Entries Tagged as 'Security'

BART overstepped boundaries in San Francisco Cell Service Incident

Bay Area Rapid Transit (BART) logo Apparently SF BART had shut down cell service for about three hours in the San Francisco area at a few stations where some activists were going to protest.   While I do believe this has some serious free speech implications since they’re trying to pull a whole minority report type of scenario which is against current law, I have to say that from a telecommunications standpoint, they pulled a major flaw by calling it a safety issue.   As a telecommunications professional, I have spent years of time facing countless hours trying to maintain the cellular infrastructure.  One of the biggest risks we face in telecom is the one where someone can’t make a 911 call.   That means that people’s lives could indirectly be effected by our work which is why we must be careful.

In shutting down cell service to “prevent” something from happening, the problem then becomes an issue when someone does indeed get hurt and there’s no communications inward or outward.   You can’t rely on BART officers there with their CBs since they can’t be there while maintaining lines or what not against a protest.   So from an emergency situation where someone’s life is dictated by the minutes of time that could effect life and death, cellular service is critical for response.   In this case, I believe that BART made an egregious error and whomever made that decision didn’t think about the consequences that it might follow.  On top of all of this?  BART themselves pulled the plug on the base stations and notifying the carriers after the fact (another mistake and a hard one).  Meaning, the carriers had no idea and probably saw the sites go down in the NOCs and were scrambling to get them back up.
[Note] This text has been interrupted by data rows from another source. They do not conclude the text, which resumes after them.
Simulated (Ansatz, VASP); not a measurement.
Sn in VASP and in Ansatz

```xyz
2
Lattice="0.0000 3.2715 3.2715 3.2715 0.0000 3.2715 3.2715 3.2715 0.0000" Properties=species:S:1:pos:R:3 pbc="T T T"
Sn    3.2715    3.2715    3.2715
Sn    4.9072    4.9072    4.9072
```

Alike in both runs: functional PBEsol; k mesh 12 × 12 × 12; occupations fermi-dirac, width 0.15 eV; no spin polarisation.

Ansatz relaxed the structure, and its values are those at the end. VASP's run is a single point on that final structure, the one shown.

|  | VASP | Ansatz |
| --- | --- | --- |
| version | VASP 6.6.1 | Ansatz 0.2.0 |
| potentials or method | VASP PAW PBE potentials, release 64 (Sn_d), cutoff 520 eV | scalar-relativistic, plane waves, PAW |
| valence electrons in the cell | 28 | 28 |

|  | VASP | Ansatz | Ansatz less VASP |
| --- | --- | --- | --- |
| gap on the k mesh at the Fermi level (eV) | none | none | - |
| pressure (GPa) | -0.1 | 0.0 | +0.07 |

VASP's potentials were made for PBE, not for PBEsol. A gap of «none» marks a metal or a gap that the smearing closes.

BART said that they were well within their legal rights to turn off cell stations, but I beg to differ.  If this were the case, then all base stations are endangered by the tower leasing areas.  Of which I know for a fact, the leasing contracts do state that they can’t just willy nilly turn off power or otherwise to the leased areas since the carriers are the ones that maintain those agreements with the utilities and not BART.

Nice job, BART.   You not only wasted a lot of telecom professionals time with your crazy logic, but you didn’t go down the right legal roads to at least create a foundation that your logic could stand on.   And thus, BART’s going to get their “you know what” handed to them by all sorts of legal experts.  Do I foresee a resignation?   Maybe, but at the very least, someone is going to take the fall for this one.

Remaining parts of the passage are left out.